The Magnets

Polished, and crowd-pleasing

★★★
music review (edinburgh) | Read in About 2 minutes
Published 11 Aug 2011

Stylish all-male English a cappella sextet The Magnets barely require an introduction at the Fringe, to which they return this year—their popularity greater than ever—for what will surely be yet another sell-out run. If their genre-spanning mix of music—done in a super-slick and exceptionally-skilful 21st century barbershop ensemble style without an instrument in sight—is your bag, you won’t be disappointed. But it’s difficult to give a glowing review to a show that essentially just delivers a slightly updated version of an established format.

Blur’s ‘Girls and Boys’, a mash-up of Fatboy Slim’s ‘Weapon of Choice’ with Lenny Kravitz’s ‘Are You Gonna Go My Way?’ and Bon Jovi’s ‘Livin' on a Prayer’ given a bossa-nova makeover are all established favourites and firmly impressive. Fresher material comes in the form of a stomping take on Adele’s ‘Rolling in the Deep’ – replete with a human beatbox interlude from Andy Frost that’s tongue-twisting enough to rival Michael Winslow.
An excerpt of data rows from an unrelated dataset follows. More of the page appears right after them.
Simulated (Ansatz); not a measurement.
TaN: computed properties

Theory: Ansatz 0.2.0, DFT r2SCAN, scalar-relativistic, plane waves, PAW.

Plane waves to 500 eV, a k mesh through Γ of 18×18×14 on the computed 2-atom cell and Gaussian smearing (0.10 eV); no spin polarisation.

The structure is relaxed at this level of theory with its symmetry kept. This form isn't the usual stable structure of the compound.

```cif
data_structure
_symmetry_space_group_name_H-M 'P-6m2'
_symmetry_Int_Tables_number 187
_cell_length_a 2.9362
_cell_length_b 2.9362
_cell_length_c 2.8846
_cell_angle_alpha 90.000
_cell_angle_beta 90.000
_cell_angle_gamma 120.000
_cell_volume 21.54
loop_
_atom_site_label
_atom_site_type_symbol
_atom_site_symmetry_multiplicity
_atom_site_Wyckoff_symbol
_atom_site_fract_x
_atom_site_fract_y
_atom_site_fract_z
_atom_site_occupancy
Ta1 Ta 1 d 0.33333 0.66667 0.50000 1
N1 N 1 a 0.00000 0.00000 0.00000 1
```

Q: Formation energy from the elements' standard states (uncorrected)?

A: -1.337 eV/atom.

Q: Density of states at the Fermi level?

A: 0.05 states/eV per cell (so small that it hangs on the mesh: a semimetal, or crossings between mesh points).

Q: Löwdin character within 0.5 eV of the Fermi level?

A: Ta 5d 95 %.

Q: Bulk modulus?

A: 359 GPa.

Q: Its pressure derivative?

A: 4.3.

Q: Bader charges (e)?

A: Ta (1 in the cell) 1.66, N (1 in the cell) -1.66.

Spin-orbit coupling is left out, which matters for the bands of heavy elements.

The sharp-suited six piece joke that, frankly, that they “couldn’t be bothered” to come up with a new spin on their A to Z finale routine this year. Accordingly, they let the audience choose which of the pair of versions debuted at the last two Fringes—A to Z of bands and A to Z of films respectively—they’d like to hear again. The former gets comfortably the biggest cheer, prompting a flawless 26-stage race from AC/DC through to The Zutons which, much like the rest of the show, comfortably ticks all the boxes without taking The Magnets anywhere especially new.